I got crafty and decided to make some grain free, dairy free, egg free cupcakes for my son. I used a box mix I found and substituted the eggs for bananas. I'm loving the Simple Mills grain free mixes you can find here! Afterwards I needed a decent frosting that wasn't full of sugar and dyes and fit my son's allergy needs. This is what I came up with and not only did he love it but I couldn't get enough of it either!
Frosting recipe: 2 cups powdered sugar
For sugar free you can either make your own using the following recipe or try this sugar free powdered sugar.

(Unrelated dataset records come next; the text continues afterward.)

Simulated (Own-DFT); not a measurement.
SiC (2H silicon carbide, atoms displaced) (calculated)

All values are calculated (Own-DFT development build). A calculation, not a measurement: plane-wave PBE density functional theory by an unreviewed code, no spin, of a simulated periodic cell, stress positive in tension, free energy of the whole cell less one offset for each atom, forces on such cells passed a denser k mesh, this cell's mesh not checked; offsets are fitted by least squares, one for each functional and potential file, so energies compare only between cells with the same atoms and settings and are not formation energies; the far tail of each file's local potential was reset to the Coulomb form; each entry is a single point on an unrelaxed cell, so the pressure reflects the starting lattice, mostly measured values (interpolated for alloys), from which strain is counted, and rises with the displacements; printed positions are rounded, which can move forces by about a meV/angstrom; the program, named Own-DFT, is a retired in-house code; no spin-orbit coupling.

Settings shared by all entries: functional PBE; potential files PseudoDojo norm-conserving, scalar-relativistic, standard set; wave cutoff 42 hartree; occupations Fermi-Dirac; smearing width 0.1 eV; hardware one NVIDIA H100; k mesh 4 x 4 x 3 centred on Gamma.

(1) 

Or make your own with cane sugar, coconut sugar, or monk fruit and allulose blend: 2 cups choice of sugar and 4 tablespoons of corn starch or arrowroot powder. Blend in a blender until fine and powdery. Then follow the rest of the recipe:
1 cup butter or butter substitute for dairy free. I use earth balance coconut spread (dairy, soy and rice free) ¼ cup milk (I use coconut milk)
1 tsp Natural food dye ( I used ½ tsp yellow, ½ tsp blue to make mint green)
2 drops peppermint essential oil Mix top three ingredients at top speed in mixer until whipped and creamy then add in dye and mix some more. Add essential oil last and mix in well. Use to frost cooled off cupcakes or cake.